All Divisions With the Highest Score of a Binary Array

All Divisions With the Highest Score of a Binary Array

What is this problem about?

The "All Divisions With the Highest Score of a Binary Array interview question" is a prefix-based array challenge. You are given a binary array (containing only 0s and 1s). You can "split" the array at any index $i$ (from $0$ to $n$) into two parts: a left part and a right part. The "score" of this division is the number of 0s in the left part plus the number of 1s in the right part. Your goal is to find all indices that result in the maximum possible score.

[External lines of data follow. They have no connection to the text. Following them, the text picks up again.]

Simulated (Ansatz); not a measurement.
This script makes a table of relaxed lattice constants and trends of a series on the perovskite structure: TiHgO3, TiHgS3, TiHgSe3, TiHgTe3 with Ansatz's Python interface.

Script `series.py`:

Why is this asked in interviews?

Google uses the "All Divisions With the Highest Score of a Binary Array coding problem" to check if a candidate can optimize a linear scan. The naive approach involves calculating the score at each index by counting 0s and 1s from scratch, which is $O(N^2)$. However, an efficient $O(N)$ solution exists. This tests the candidate's ability to use "Prefix Sum interview pattern" techniques to update scores in constant time as they move through the array.

Algorithmic pattern used

This problem utilizes the Prefix Sum or Running Total pattern.

1. Initial State: Calculate the total number of 1s in the entire array. This is the score for the division at index 0 (where the left part is empty).
2. Iteration: As you move the split point from index $i$ to $i+1$, you are moving one element from the right part to the left part.
   • If that element is a 0, the left score increases by 1.
   • If that element is a 1, the right score decreases by 1.
3. Tracking: Keep track of the maximum score encountered and store all indices that achieve it.

Example explanation

Array: [0, 0, 1, 0]

• Split at 0: Left [], Right [0, 0, 1, 0]. Score: (0 zeros) + (1 one) = 1.
• Split at 1: Left [0], Right [0, 1, 0]. Score: (1 zero) + (1 one) = 2.
• Split at 2: Left [0, 0], Right [1, 0]. Score: (2 zeros) + (1 one) = 3.
• Split at 3: Left [0, 0, 1], Right [0]. Score: (2 zeros) + (0 ones) = 2.
• Split at 4: Left [0, 0, 1, 0], Right []. Score: (3 zeros) + (0 ones) = 3. Max score is 3, achieved at indices [2, 4].

Common mistakes candidates make

• Index boundaries: Forgetting that there are $n+1$ possible split positions for an array of length $n$ (including before the first element and after the last).
• Recalculating every time: Using a nested loop to count 0s and 1s for every split point, resulting in $O(N^2)$ time complexity.
• Incorrect Score Logic: Confusing which side needs 0s and which side needs 1s.

Interview preparation tip

Practice the technique of "updating a result based on the previous state." Many array problems that look like they require $O(N^2)$ can be solved in $O(N)$ by observing how the result changes when moving from index $i$ to $i+1$. This is a core part of the "Array interview pattern."